The Art of Balance

When we consider the concept of balance, we tend to think of it as a set destination, a singular attainable goal that is fixed in it’s position. We also associate balance with a sense of peace, calm and focus. Balance does in fact invoke a feeling of calm and centers the mind, essentially, bringing together all of the scattered pieces of our thoughts, feelings, emotions and energy.

However, the true nature of balance is not fixed but is a journey; an ebb and flow. It truly can not be something that we continue to strive for in as in a goal, rather embrace the up and down, the left and right, and to also embrace it’s polar opposite; imbalance. When we say things like, “I lost my balance” or “I’m off balance”, we set ourselves up into believing that “balance” is something that we have in our possession. 

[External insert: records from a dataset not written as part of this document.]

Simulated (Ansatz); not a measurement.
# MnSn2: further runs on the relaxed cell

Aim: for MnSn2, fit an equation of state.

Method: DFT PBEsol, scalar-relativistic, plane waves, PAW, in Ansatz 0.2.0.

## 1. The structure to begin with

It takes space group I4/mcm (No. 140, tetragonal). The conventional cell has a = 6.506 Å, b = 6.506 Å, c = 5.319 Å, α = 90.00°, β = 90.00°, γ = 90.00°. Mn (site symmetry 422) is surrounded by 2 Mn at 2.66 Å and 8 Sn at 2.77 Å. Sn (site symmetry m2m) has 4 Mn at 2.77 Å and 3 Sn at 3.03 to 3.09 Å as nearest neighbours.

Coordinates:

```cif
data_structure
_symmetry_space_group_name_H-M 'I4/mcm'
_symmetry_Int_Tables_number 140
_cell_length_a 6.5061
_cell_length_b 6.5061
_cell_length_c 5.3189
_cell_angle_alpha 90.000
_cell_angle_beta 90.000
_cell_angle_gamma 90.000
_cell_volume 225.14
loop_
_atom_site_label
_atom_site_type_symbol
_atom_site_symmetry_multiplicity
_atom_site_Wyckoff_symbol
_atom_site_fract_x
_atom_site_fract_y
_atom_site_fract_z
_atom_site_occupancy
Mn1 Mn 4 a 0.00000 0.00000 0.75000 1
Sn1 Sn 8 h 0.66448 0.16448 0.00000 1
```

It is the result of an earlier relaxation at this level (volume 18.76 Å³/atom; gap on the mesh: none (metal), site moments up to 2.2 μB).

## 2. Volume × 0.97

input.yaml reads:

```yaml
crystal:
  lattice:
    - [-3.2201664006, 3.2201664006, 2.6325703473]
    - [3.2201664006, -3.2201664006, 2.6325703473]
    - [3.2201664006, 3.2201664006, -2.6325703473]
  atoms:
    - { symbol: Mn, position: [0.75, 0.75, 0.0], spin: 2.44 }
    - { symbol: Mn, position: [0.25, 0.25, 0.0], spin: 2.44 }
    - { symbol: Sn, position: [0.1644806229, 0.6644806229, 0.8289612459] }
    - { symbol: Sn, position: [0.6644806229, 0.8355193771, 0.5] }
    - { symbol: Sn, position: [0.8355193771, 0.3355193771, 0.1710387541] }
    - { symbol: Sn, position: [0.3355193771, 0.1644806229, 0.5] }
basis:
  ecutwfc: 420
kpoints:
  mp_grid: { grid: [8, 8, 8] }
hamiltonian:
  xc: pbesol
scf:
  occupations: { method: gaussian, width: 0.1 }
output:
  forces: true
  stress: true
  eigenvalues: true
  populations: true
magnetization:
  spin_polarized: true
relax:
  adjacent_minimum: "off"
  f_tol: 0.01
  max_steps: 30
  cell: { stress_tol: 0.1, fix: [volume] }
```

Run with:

The art of balance rests, in it’s opposition, “imbalance”. And what is imbalance? Imbalance is the unfixed side of what we consider balance in general as being fixed in position. The art of balance is a dance. It is an evolution of energy, emotion, thoughts, actions, words, deeds, and so on. It is the cultivation of these things to promote a collectively harmonious rhythm of life, through the means of patience and perseverance! 

The art of balance is to also accept falling. Like wise, there is an art to falling. Falling and balancing are just currents of energy, an up and down, left and right, centered and not centered, and ebb and flow nature. There can be a gracefulness to falling. It is simply a matter of accepting that falling is another counter part of balance itself. That with falling, comes the understanding of how to pull together our energy, stream line it and focus it so as to experience a sense of balance. 

Upon your next yoga class and you find yourself in warrior 3 pose or handstand, consider these aspects, and allow yourself to “feel” all that comes with the ceaseless flowing nature of balance itself. You will begin to feel the sensation of peace, calm and focus, you also feel the erratic, chaotic, and fragmented portions of yourself as well. Allow all of it to become a collective harmonious rhythm in your yoga practice!